The book, “Ethnography as a Pastoral Practice: An Introduction,” written by Mary Clark Moschella, is a book that leads many, especially students, into the world of using ethnography in the pastoral field. This text can and has been used as the main text for pastoral research classes in some master of theology, divinity, or ministry program. Moschella takes the skills used in Ethnography and applies them to the ministry in order to help pastors and other church leaders better serve their respective communities and help the grow. We see this in the example of Ken. Ken was an African American student pastor who was given the task of pastoring an all white southern congregation. In his time there, Ken realized that it appeared that his congregation was afraid of change. His realization was proven to be true upon him observing the congregation when they had gained twenty new members. He noted that within three months, seven of the new members had been driven off by the old members, and those same old members were trying to convince him to try to win back old members who had left the church much earlier. After digging through church records and learning about what had driven people out in the past, he came up with ethnographic questions to ask the congregation in an interview, and in doing so, he learn much more than he had thought he would. This obviously is just one example of the many that the book provides.

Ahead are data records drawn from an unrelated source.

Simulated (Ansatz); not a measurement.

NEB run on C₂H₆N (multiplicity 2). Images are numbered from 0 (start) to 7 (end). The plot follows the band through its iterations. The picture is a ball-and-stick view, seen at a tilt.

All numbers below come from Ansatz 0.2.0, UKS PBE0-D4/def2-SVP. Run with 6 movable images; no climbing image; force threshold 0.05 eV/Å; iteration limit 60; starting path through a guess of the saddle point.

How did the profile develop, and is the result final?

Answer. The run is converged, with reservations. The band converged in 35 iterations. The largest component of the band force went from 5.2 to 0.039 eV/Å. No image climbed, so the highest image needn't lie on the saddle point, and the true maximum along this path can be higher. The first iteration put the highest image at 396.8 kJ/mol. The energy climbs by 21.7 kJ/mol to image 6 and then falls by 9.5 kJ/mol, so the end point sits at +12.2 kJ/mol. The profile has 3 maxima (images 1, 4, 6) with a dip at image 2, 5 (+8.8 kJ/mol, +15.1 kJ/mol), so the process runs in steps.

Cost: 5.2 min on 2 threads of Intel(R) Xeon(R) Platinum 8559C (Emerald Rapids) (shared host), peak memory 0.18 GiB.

In the book, Moschella argues that ethnography allows religious leaders to better engage the congregations faith practices in theological reflection and better understand the faith of the people. She supports this in stating, “sometimes, we can’t even know what a congregation’s theology really is until we look at what the people there do- how they practice their faith.” (Moschella) Going even further into this argument, she states, “sometimes, by studying a congregation’s practices — the things they do and reasons they give fore doing them — we can get a vague sense of where God is in all of this.” (Moschella) I honestly can’t think of anything that would better suit a pastor or church leader to learn, and like we see this begin to pan out in the story of Ken, we see it do the same throughout the rest of the book!